Personal Finance
Your Money, or Your Life?
The promise of a more fulfilling approach to personal finance
by Nell Porter Brown
When financial planner George Kinder ’70 sat down with new clients, he cared little about Roth IRAs, index-fund yields, or which life insurance to buy. He wanted to know what turned them on. “Our job,” he asserts, “is to keep the flame of true desires alive.”
Photograph courtesy of the Kinder Institute
George Kinder
Make no mistake. Kinder is a keen mathematician and entrepreneurial moneyman—talents first revealed through a boyhood paper route: one brother, who didn’t like asking people for money, worked 30 days delivering the goods; then Kinder spent two collecting the cash. But he is far from a stereotypical number-cruncher. He meditates for a couple of hours every day and says nothing in life is as real as the passing of each moment in time. He is devoted to the ancient Greek philosophers and English literature. And he has read The Divine Comedy many times over; he finds the descent into hell before entering heaven appealing. Some would say Kinder has found his own paradise in Hana, a remote Hawaiian town of “lush jungles, beaches, waterfalls, rainbows, and indigenous people,” where he and his family have a second home. “Once I’d discovered it,” he says, “how could I not live there?”
This rich existence is the direct result of “life planning,” a growing movement within the financial-services industry that Kinder has pioneered and promoted for about 15 years. Inspired by the ideas in Money and the Meaning of Life, by philosopher Jacob Needleman ’56, the early life planners gathered in the 1990s through an informal think tank called the Nazrudin Project (cofounded by Kinder and named for the Sufi holy trickster). Kinder and the movement rated their own chapter in Lee Eisenberg’s 2006 bestseller, The Number, which described Kinder as a “gaunt, somewhat bookish fellow with wispy hair and wire-frame glasses...a financial planner beyond category.”

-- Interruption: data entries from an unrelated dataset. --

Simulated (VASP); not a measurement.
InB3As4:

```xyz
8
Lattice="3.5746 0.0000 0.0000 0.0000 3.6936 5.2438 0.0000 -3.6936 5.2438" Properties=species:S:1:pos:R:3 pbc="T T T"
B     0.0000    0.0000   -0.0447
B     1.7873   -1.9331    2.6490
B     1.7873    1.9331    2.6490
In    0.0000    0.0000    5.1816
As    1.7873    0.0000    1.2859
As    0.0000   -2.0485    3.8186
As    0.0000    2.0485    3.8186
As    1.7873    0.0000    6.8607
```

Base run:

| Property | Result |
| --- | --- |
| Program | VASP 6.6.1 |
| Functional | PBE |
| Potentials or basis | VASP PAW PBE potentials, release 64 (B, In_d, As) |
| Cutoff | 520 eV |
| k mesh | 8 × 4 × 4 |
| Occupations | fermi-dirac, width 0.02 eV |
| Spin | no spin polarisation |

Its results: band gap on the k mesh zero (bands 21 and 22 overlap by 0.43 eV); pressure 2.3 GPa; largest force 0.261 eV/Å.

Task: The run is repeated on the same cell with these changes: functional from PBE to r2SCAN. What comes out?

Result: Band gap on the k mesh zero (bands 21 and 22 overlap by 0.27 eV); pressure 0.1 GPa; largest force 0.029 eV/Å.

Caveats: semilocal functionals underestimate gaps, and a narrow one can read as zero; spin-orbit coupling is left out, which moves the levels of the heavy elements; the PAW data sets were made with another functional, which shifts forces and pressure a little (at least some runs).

In essence, the movement aims not to connect clients with the typical commission-driven financial products and conventionally acceptable aims, but to meld their “deepest human aspirations for a life worth living” with rigorous financial goals. “Many of us are so used to our dreams being brushed off,” he explains. “If you say you’ve always wanted to play the guitar like Eric Clapton, for instance, many people will laugh and say, ‘Oh, yeah, you want to play like Clapton…Now, back to the real stuff—retirement, educating the kids, getting a house and a car.’ But in that case, the planner is doing a disservice by covering over the client’s deepest wishes to be creative.”